We decided to convert his youth bedroom set to an adult one. His T-shirts no longer fit in the 14 inch drawers. My little boy had become a man in the blink of an eye. We were going to purchase an organic cotton mattress like we had purchased for ourselves years ago. However, he opted for a natural latex one instead.
Given his immune issues, and the fact we spent a hunk of change on a natural latex bed, it seemed ridiculous to dress the bed with chemically laden sheets. So, I bit the bullet and starting looking for organic sheets knowing that this was going to be an expensive proposition.

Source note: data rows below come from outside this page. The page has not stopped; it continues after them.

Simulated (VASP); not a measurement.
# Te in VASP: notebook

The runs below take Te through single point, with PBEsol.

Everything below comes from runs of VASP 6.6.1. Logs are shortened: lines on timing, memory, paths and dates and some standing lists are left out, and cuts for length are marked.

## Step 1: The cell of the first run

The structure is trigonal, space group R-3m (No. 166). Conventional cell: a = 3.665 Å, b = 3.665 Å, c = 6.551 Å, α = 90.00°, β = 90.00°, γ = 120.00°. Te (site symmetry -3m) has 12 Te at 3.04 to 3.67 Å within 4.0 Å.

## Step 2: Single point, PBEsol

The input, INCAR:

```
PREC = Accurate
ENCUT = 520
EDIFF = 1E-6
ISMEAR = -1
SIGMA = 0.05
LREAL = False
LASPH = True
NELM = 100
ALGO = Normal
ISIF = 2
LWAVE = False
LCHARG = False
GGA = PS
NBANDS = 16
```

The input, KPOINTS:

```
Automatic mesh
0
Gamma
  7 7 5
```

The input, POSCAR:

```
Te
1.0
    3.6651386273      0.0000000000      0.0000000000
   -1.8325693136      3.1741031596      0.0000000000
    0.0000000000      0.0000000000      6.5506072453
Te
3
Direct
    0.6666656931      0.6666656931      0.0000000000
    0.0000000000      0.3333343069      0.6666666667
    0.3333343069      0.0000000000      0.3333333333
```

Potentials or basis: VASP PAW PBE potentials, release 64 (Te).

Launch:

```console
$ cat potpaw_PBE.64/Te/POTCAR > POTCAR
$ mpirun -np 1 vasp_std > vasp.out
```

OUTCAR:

When I started searching for sheets, I felt like I had crawled out from under a rock. All the players were now selling organic sheets: Bed Bath and Beyond, Target, Nordstrom, Bloomingdales and the list goes on. Of course, each store had its different price point and thread count.
Sheets are not like they use to be when I started buying them. I loved combed cotton and could easily buy a 200-250 count sheet. They felt wonderful. Then sateen showed up on the market, as well as higher counts of cotton. The 200-250 count cottons started to feel scratchy, and subsequently, I started looking for 400 plus count cotton to get that nice soft feel that I was used to. To make matter worse, all the sateen sheets that I bought always seemed to fuzz. Perhaps it is the quality that I bought. Now, I see the sateen name on sheets, and don’t even give it a second look.
With all of the different thread counts available up to 1000, how was I was going to figure our what to buy? The Seattle Times’ Nicole Tsong interviewed Linwood Wright, chairman of the National Textile Association’s Bedding Committee in her article, “A peek under the sheets: What’s what in bedding,” about this very question. He has worked in bedding for 50 years. Basically in a nut shell, there are two types of all cotton sheets: long staple (Pima, Egyptian, sea island, which are the premium cottons) and short staple (most common). In addition to the type of threads, there is also thread count.
“Thread count is the number of vertical and horizontal threads in 1 square inch of fabric. Typically, if a sheet is made well, the higher the thread count, the better the sheet and the longer it will last. The thread count for standard sheets ranges from 150 to 400.
Traditionally, the count includes individual threads, but some companies count the thin, twisting yarns that make up a thread, known as plies. Using that math, they can double, triple or even quadruple the thread count with multi-ply thread.”
As result, a consumer is left bewildered as to what is the accurate thread count. To add to the confusion, there are two main weaves: percale and sateen. According to the article each has its pros and cons. “A plain weave won’t fuzz as much as a satin weave, but it is crisper than the soft satin weave.” If you like that soft drape, sateen is for you. It all comes down to how the sheets feel to you.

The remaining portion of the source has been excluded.